Roots of Radicalism

Six hundredth anniversary of the Peasants' Revolt

THE Peasants' Revolt of 1381 was not only a social but a Nationalist uprising. Opposition to taxation and demands for the abolition of Feudalism were coupled with opposition to the presence of foreigners who had been allowed to settle in England. The revolt was thus directed both against the ruling Establishment of the day and against foreign immigrants.

Both town and country had long been smouldering with discontent owing to a multiplicity of reasons.

One of the major causes of rural discontent can be traced to the high mortality rate brought about by the Black Death (Bubonic Plague) between 1348 and 1375. This put severe strains on the cultivation of domanial estates, and resulted in a sharp clash between the interests of lords and labourers.

There were two classes of labourer ― the villein who held strips of land in return for discharging certain customary obligations, and the landless labourer who worked for wages. The aim of the landlord was to extract the customary dues from the former as stringently as possible, and to pay the latter as little as possible.

The villein, on the other hand, wanted to escape these customary obligations in favour of paying a fixed rent as a tenant, while the wage labourer's obvious aim was to earn as much as possible.

Tied to the land, the villein was in a weak bargaining position, but the wage labourer could move around in response to the offer of better wages as employers competed for a scarce commodity. A constantly rising wage level was thus inevitable under the circumstances, though the landlords attempted to suppress it through the Statute of Labourers ― a statutory incomes policy used to ensure a cheap supply of labour at a fixed price.
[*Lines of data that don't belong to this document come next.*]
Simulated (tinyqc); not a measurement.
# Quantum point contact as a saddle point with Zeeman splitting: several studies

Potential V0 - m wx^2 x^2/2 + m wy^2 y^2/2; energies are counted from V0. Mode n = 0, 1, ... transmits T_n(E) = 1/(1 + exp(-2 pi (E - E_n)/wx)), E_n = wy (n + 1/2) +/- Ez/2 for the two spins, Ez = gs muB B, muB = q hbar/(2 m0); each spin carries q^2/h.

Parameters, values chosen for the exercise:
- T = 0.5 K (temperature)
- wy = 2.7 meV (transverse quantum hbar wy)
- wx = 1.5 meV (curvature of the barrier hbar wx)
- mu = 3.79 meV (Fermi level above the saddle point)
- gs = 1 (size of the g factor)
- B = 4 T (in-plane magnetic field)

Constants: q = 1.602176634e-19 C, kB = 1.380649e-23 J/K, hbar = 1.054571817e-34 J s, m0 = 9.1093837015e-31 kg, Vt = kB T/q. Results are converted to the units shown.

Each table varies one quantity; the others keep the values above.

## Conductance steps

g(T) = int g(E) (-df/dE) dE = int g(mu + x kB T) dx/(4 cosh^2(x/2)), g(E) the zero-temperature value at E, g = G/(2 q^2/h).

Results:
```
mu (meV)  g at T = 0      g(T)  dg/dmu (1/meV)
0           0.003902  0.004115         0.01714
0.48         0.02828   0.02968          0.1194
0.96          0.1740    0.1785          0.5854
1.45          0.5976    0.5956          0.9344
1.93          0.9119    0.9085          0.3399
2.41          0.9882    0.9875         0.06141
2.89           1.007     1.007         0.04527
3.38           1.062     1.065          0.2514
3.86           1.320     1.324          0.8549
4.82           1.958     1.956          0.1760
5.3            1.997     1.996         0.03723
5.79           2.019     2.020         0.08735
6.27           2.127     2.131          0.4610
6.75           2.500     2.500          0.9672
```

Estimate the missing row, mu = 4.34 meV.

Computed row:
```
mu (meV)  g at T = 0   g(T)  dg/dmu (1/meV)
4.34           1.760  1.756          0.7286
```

Townsmen, suffering under ecclesiastical domination or corrupt oligarchies, took advantage of the rural discontent to raise their own grievances. One of their main grievances was the way in which the independent craftsman was being replaced by incipient Capitalism. Growth in the scale of production had created a class of large employers and a class of artisans who found it impossible to start up in business for themselves.

Added to this was resentment against foreign merchants and manufacturers. Richard II's grandfather, Edward III, had been responsible for encouraging foreign immigration in order to help expand the English woollen industry. This influx was naturally opposed by the unemployed who saw the swelling of the labour pool depressing the demand for native hands.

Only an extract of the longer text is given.